La Repubblica, the left-leaning daily that has been at war with Mr Berlusconi for years, denied that there was "even a trace of satisfaction among Berlusconi's political adversaries" at the shambles. Instead there was "a sense of dismay for a sacrilege that has humiliated Europe and that risks wounding Italy's image irreparably."

La Repubblica's editor, Ezio Mauro, identified in Mr Berlusconi's gaffe evidence that Mr Berlusconi is out of control. "Every day his drift becomes more tragic and unstoppable," he wrote on the paper's front page, "and yesterday it struck the rock of Europe." Why? The quality of dilettantism, "that many Italians like", "muscles in the place of competence, political and moral competence" to do anything about "the glaring conflict of interest of which [Berlusconi] is both prisoner and beneficiary."

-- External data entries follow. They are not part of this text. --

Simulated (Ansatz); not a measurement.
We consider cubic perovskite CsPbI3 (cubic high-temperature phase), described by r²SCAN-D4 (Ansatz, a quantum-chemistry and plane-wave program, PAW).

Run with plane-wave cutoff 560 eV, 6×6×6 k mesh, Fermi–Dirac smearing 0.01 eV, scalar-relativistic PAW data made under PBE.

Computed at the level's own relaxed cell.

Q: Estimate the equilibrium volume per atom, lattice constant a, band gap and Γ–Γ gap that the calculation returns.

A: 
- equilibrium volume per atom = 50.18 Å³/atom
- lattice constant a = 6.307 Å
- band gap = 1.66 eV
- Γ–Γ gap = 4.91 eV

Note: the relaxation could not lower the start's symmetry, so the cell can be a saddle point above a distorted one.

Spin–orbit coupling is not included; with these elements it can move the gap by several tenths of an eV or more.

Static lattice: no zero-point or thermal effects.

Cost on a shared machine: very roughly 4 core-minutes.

The conflict of interest between Berlusconi the Prime Minister and Berlusconi the billionaire media magnate was glaring enough even in mid-joke: the concentration camp film that Mr Berlusconi mentioned is in fact complete, directed by one Egidio Eronico. Next Monday, Medusa, Mr Berlusconi's film distribution company, will decide whether to buy the distribution rights.

La Stampa, the conservative Turin newspaper which often gives Mr Berlusconi the benefit of the doubt, was upset too. "A joke can ruin everything," said Pierluigi Battista on the front page. Especially a joke "of dubious significance and such contorted irony as to make it indecipherable".

In fact there is an explanation for why Mr Berlusconi came up with that crude remark at that particular moment, and here it is.

He has persuaded himself that he is the victim of a sustained and vicious conspiracy in Italy between leftist politicians, prosecutors and judges, determined to finish him off as punishment for his massive success and popularity. The conspirators include the leftists who infest the Italian media, and they are implacable.

Finally, at the last moment before the Italian presidency, he broke free of them, thanks to his immunity Bill - free at last from the prison camp that Italy has become. He tunnelled out, emerging into the glory and gratification of the European presidency. But then, in Strasbourg, under fire from Martin Schultz, who launched several well-guided missiles, he made an appalling discovery: he was merely inside a bigger, uglier prison camp than before, a camp as big as Europe. And Mr Schultz was his vicious prison guard! Psychologically it's all understandable.

That is the most charitable explanation of why Mr Berlusconi said what he said: he couldn't help himself. But even close colleagues, such as the Deputy Prime Minister, Gianfranco Fini, were not bothering to be charitable yesterday.

Because the remark, nasty enough in plain English, was considerably worse in Italian.

The word "capo" was translated in the British press as "commandant" of a concentration camp, but in the Italian media it was more faithfully reported as "kapo", with the stress on the second syllable, which means something entirely different. Probably derived from the German "Kameraden Polizie", it refers to Jewish prisoners in the camps who were picked by the Nazis to keep their fellow prisoners in line, and who were often noted for their cruelty. In a single crack, Mr Berlusconi managed to make light of the Holocaust and deeply offend both Germans and Jews, as well as Mr Schultz personally.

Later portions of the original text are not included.